Nothing is JUST Black and White: ‘The Good Person of Szechwan’

Gender politics, capitalism and class-power struggles are all relevant issues in today’s society. But the source of this upcoming UH Manoa performance is a play written during the rise of Nazis in 1930 Germany.

“The Good Person of Szechwan” is a play written by Bertolt Brecht in 1943, about three gods visiting the earth to find one good person. They meet Wang the Waterseller, who introduces them to Shen Te, a prostitute who never says no. They ask to stay with her. She agrees, and later buys a tobacco shop with the money the Gods give her. But in order to keep her shop in business, she must put her interests first. The Gods believe that Shen Te is the one they’re looking for, but when they come back to check in on how she is doing, will she still be the ‘one good person’?

When asked about what he wanted his audience to feel, Director Ike Webster said, “I want the audience to leave with questions for themselves.” He wants the audience to be critical of the play, and reflect on themselves as they watch it.

“Identity is what you repetitively do,” said Webster. He wants them questioning who their identity is.

The play can be related to Hawaii and its issues.

“Homelessness and displacement; all current issues here in Hawaii,” said Qalil Ismail.

Ismail plays a homeless character called Wang the Waterman.
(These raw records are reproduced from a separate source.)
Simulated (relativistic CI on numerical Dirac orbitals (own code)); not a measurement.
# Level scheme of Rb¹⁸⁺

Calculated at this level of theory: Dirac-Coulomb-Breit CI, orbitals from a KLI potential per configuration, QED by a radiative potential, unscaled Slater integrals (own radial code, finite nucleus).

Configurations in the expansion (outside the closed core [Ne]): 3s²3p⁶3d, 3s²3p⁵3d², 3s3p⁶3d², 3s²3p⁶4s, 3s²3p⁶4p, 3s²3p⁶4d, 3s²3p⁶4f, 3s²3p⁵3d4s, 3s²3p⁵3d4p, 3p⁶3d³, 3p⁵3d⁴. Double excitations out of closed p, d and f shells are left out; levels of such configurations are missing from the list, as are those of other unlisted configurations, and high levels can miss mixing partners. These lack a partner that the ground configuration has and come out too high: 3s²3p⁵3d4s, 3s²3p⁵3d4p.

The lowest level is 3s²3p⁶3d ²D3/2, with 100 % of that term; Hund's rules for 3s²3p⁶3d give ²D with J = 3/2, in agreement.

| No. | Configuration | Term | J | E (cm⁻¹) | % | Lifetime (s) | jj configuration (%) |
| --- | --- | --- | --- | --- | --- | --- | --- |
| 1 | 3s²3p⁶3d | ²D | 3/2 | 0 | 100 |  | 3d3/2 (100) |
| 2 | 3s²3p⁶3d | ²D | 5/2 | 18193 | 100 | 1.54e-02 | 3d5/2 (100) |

He said, “When you play someone, you have to carefully observe them to do their character justice. Observing homeless people helped me understand them and their situation more.”

Acting in this play has shed new light on the topic, which he plans to show in his acting.

Performances will run October 10, 11, 12, and 13 at 7:30 pm, and on October 14 at 2 pm in the Earle Ernst Theatre. This production is not recommended for children under 13, due to some adult language, situations, and themes. Tickets are $8-$18.